Abstract:This study focuses on the radiated seismic energy of earthquakes with a magnitude of 6.0 or greater in Qinghai-Xizang Plateau of China, a region known for its seismic activity due to its unique tectonic setting. Radiated seismic energy, predominantly carried by highfrequency body waves, is a critical parameter that reflects the dynamic rupture process of an earthquake and complements the static characteristics described by seismic moment and moment magnitude. The accurate measurement of the radiated seismic energy is essential for a comprehensive understanding of earthquake dynamics, emergency response, and disaster assessment. The research utilized self-developed software to measure the radiated seismic energy of shallow earthquakes with a moment magnitude (MW) above 6.0 that occurred in QinghaiXizang Plateau since 1990. The study involved 34 earthquakes and aimed to analyze the energy release patterns in the region. It will help us to enhance our understanding of energy release patterns and their implications for seismic hazard assessment.
Introduction
The Qinghai-Xizang Plateau, often referred to as the “Roof of the World”, is not only a significant geographical feature but also a critical area for the study of seismic activity due to its location at the convergence of multiple tectonic plates. The region’s seismicity is influenced by the ongoing collision and compression of the Indian Plate with the Eurasian Plate, leading to a high potentiality for earthquake occurrences. The accurate measurement and analysis of radiated seismic energy are crucial for the potential hazards assessment posed by earthquakes, emergency response strategies forewarning, and guidance on the development of resilient infrastructure.
Methodology
The study employed a self-developed software to measure the radiated seismic energy of shallow earthquakes with a moment magnitude (MW) above 6.0. The software operates on the principles of point-source modeling and integrates the seismic moment rate spectrum over a specific frequency range to calculate the radiated energy. The methodology incorporates corrections for geometric spreading and frequency-dependent attenuation, ensuring the reliability and accuracy of the measurements. Data from the Incorporated Research Institutions for Seismology (IRIS) and the Global Seismic Network (GSN) were utilized to provide a robust dataset for the analysis.
Results
The research findings reveal several key insights into the radiated seismic energy and energy release patterns in the Qinghai-Xizang Plateau:
1) Stability and reliability of measurements: The radiated energy measurements for the 34 selected earthquakes were found to be stable and reliable, showing a high degree of consistency with that of the IRIS database. This validation confirms the effectiveness of the self-developed software in accurately determining radiated seismic energy.

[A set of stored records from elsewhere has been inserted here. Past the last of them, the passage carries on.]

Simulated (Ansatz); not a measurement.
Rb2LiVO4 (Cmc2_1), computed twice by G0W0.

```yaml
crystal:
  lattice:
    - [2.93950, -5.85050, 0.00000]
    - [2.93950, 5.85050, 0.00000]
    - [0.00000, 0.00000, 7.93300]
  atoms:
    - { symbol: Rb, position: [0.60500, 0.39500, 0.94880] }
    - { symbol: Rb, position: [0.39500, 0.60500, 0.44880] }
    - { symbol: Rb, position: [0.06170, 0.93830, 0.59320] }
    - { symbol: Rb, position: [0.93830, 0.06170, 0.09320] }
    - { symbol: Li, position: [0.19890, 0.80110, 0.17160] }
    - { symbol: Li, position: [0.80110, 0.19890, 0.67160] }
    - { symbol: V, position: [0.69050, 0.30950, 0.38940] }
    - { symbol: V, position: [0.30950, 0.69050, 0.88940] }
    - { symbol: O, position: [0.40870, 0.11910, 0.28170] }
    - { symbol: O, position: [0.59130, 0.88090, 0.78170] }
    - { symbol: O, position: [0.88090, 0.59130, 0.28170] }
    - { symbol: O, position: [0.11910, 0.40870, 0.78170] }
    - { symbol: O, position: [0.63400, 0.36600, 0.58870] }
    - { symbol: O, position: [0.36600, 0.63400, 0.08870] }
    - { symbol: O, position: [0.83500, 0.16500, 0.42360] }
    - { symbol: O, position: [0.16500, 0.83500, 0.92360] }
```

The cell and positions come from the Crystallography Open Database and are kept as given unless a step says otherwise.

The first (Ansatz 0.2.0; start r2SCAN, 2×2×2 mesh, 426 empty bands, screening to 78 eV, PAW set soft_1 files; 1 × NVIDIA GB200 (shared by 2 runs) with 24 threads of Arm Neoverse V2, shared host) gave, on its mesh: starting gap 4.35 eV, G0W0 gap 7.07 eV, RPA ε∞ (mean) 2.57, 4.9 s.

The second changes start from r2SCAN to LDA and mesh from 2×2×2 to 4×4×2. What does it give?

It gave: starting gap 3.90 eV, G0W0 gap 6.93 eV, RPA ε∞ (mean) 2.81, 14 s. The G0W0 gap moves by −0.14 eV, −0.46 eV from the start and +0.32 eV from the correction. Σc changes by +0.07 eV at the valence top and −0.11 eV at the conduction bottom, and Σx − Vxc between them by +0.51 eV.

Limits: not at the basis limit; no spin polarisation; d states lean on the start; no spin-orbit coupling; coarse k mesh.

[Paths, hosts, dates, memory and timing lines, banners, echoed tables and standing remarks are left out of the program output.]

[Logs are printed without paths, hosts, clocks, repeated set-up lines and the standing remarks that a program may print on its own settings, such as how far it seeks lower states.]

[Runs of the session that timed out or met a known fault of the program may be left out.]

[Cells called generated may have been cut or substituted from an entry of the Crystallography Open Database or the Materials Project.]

2) Diversity in energy release: A significant variation in the energy release was observed between earthquakes, even those with similar MW and epicentral locations. For instance, the Garze and Nyima earthquakes, both with a moment magnitude of 6.4, exhibited substantial differences in their radiated energy and energy magnitude (Me), underscoring the importance of considering both static and dynamic characteristics of seismic sources.
3) Regional characteristics of energy-to-moment ratio: The study identified distinct regional characteristics in the energy-to-moment ratio, with an average ratio (1.90×10−5) for Qinghai-Xizang Plateau which is 1.6 times higher than the global average. This suggests that earthquakes in this region are more energetically efficient, potentially leading to greater seismic hazards. A regional characteristic in the distribution of the energy-to-moment ratio was identified, with the eastern part of Qinghai-Xizang Plateau exhibiting a higher average ratio (2.25×10−5) than the western part (1.62×10−5). This regional variation is believed to be linked to the geological structure background, indicating that radiated seismic energy can reflect the regioral geological state.
4) Mechanism-dependent energy release: The energy-to-moment ratio was found to be dependent on the focal mechanism of the earthquake, with strike-slip earthquakes exhibiting higher ratios compared to dip-slip earthquakes. This relationship provides valuable insights into the tectonic processes underlying seismic activity in the region. The study also found that within the same region, there is a significant range in the energy-to-moment ratio (from 5.03×10−6 to 4.80×10−5), reflecting differences in energy release processes on various faults. The research concludes that the measurement of both energy magnitude and moment magnitude is necessary for fully understanding the source characteristics of an earthquake. The findings contribute to a better understanding of the potential destructiveness of earthquakes in Qinghai-Xizang Plateau and provide valuable insights for earthquake emergency response and disaster mitigation efforts in the region.
5) Geological significance: The regional variation in the energy-to-moment ratio appears to correlate with the underlying geological structure, indicating that the radiated seismic energy can serve as an indicator of the geological state and stress accumulation levels in the region.
Discussion
The research findings underscore the complexity of seismic energy release in Qinghai-Xizang Plateau and the need for a comprehensive assessment of earthquake hazards. The identification of regional characteristics in the energy-to-moment ratio provides valuable insights into the potentiality for seismic risk and the underlying tectonic processes. The research also highlights the importance of considering both the static (seismic moment and moment magnitude) and dynamic (radiated energy and energy magnitude) aspects of earthquakes for a more thorough understanding of their hazards.
The energy release patterns observed in this study have significant implications for the development of seismic hazard maps and the implementation of risk mitigation strategies. The higher energy release efficiency observed in Qinghai-Xizang Plateau suggests that earthquakes in this region may pose a greater threat to human settlements and infrastructure, necessitating enhanced preparedness and response capabilities.
Conclusion
The comprehensive analysis of radiated seismic energy in Qinghai-Xizang Plateau presented in this study contributes to a more nuanced understanding of earthquake dynamics in this seismically active region. The findings have significant implications for seismic hazard assessment and disaster mitigation strategies. By revealing the regional variations in energy release and their relationship with geological structures, this research aids in the development of targeted approaches to earthquake risk management in Qinghai-Xizang Plateau.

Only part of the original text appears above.